Tony Garnock-Jones <you.can.find.me.through@google.easily> wrote:
+---------------
| Geoffrey Summerhayes wrote:
| > RFC 822:
|
| Does 2822 make things any simpler?
+---------------
Possibly a little bit, but not in any significiant way in the area
I think you're asking about. RFC 2822 introduced the "dot-atom"
production which simplified the description of when periods were
allowed in unquoted local-parts:
Some of the structured header field bodies also allow the period
character (".", ASCII value 46) within runs of atext. An additional
"dot-atom" token is defined for those purposes.
...
atom = [CFWS] 1*atext [CFWS]
dot-atom = [CFWS] dot-atom-text [CFWS]
dot-atom-text = 1*atext *("." 1*atext)
Both atom and dot-atom are interpreted as a single unit, comprised of
the string of characters that make it up. Semantically, the optional
comments and FWS surrounding the rest of the characters are not part
of the atom; the atom is only the run of atext characters in an atom,
or the atext and "." characters in a dot-atom.
and then "addr-spec" was tweaked to use "dot-atom":
3.4.1. Addr-spec specification
An addr-spec is a specific Internet identifier that contains a
locally interpreted string followed by the at-sign character ("@",
ASCII value 64) followed by an Internet domain. The locally
interpreted string is either a quoted-string or a dot-atom. If the
string can be represented as a dot-atom (that is, it contains no
characters other than atext characters or "." surrounded by atext
characters), then the dot-atom form SHOULD be used and the
quoted-string form SHOULD NOT be used. Comments and folding white
space SHOULD NOT be used around the "@" in the addr-spec.

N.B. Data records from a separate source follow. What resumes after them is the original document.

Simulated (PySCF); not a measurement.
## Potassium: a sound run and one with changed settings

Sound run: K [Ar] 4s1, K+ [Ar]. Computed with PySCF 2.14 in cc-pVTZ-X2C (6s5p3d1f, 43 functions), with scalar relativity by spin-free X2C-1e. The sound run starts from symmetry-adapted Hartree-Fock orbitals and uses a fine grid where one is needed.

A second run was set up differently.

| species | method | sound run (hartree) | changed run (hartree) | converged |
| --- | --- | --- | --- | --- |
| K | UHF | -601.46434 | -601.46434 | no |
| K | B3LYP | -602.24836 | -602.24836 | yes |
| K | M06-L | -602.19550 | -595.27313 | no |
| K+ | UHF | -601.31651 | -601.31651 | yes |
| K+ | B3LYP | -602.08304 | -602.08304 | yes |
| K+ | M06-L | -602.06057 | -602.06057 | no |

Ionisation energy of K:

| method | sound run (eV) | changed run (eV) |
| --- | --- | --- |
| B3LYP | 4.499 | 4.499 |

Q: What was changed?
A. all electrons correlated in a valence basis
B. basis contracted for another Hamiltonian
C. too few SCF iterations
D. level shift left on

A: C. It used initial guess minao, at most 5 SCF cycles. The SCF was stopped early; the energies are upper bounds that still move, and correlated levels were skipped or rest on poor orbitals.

addr-spec = local-part "@" domain
local-part = dot-atom / quoted-string / obs-local-part
domain = dot-atom / domain-literal / obs-domain
domain-literal = [CFWS] "[" *([FWS] dcontent) [FWS] "]" [CFWS]
dcontent = dtext / quoted-pair
dtext = NO-WS-CTL / ; Non white space controls
%d33-90 / ; The rest of the US-ASCII
%d94-126 ; characters not including "[",
; "]", or "\"
Also, the "route" syntax in a "addr-spec" was deprecated, see
"4.4 Obsolete Addressing" and the "obs-angle-addr" production.
Finally, "CFWS" [comment and/or folding-white-space] was removed
from being allowed around the dots within a "word" and around the
"@" between a "local-part" and a "domain". [I think. If I'm reading
"4.4" correctly.]
Unfortunately, while these simplifications apply to what you may *send*,
they do *NOT* apply to what you must still be prepared to *receive*:
3.1. Introduction
...
In some of the definitions, there will be nonterminals whose names
start with "obs-". These "obs-" elements refer to tokens defined in
the obsolete syntax in section 4. In all cases, these productions
are to be ignored for the purposes of generating legal Internet
messages and MUST NOT be used as part of such a message. However,
when interpreting messages, these tokens MUST be honored as part of
the legal syntax. In this sense, section 3 defines a grammar for
generation of messages, with "obs-" elements that are to be ignored,
while section 4 adds grammar for interpretation of messages.
This means that you must still be prepared to *parse* all the
old, ugly syntax, which means that it's really no simplification
at all, practically speaking. (*sigh*)
-Rob
-----
Rob Warnock <rpw3@rpw3.org>
627 26th Avenue <URL:http://rpw3.org/>
San Mateo, CA 94403 (650)572-2607